Another missing piece from the templates I created would be tracking different currencies. They are currently denominated in USD. Not sure a spreadsheet is the best way to model a whole multi-currency treasury management model.

I mentioned on Twitter, I think something like 6 months of expenses in whatever currency the expenses need to be paid in could be a good rule of thumb to start with.

That expenses currency is the key part. If people involved are being contracted in DAI – great! But if they are being paid in USD or EUR, then likely they should be kept in that expense currency, rather than pushing the conversion to the end receiver.

As I said, would love some input from some finance operations / treasury management experts!

@decanus @fubuloubu @chisel don’t know if Yalor has an account here.


I do now @boris and just to clarify I am not a “treasury expert” or anything, far from it, I am however a person committed to supporting open source projects and the long term health of the Ethereum Environ. So I chimed in on that thread to make it known that we are working solutions for Grantees at the Grant Ops project (which is literally just getting it’s feet) I would love to collaborate on and potentially fund the crowdsourcing and creation of articles that we can host on our site and share with all the teams we come in contact with.

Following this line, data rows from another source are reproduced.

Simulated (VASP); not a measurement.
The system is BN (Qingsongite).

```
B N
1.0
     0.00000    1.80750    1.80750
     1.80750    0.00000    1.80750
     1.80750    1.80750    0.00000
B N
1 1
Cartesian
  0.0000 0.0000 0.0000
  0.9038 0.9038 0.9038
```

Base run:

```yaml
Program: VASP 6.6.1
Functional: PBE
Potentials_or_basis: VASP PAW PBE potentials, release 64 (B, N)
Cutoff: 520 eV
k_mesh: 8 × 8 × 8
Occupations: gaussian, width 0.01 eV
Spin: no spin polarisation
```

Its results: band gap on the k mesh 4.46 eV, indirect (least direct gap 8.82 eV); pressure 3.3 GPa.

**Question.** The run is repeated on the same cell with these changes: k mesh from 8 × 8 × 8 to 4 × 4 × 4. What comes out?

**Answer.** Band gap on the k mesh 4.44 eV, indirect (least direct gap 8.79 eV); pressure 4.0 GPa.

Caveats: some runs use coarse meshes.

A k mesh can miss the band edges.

So for now let’s keep discussing and see where the path leads us, I’ll keep an eye on this channel :face_with_monocle:and thanks again for the invite!


RE: What Should People Get Paid?

At the Ethereum Foundation, there is currently a base rate for contractors that varies based on experience, but IMO is generally too low for major cities.

I have been advocating that there be a global base rate based on experience + an additional amount based on regional living costs. The regional addition would be changed once the contractor notifies their lead that he/she will be living somewhere for longer than a month.

Recently I started thinking that if a person is moving around a lot, the EF should carry that person’s living expenses, and otherwise give that person the base rate.


Open Collective has a bunch of updates rolling out. I’ve arranged for a Community Call with Open Collective so that various projects can ask questions from the OC team.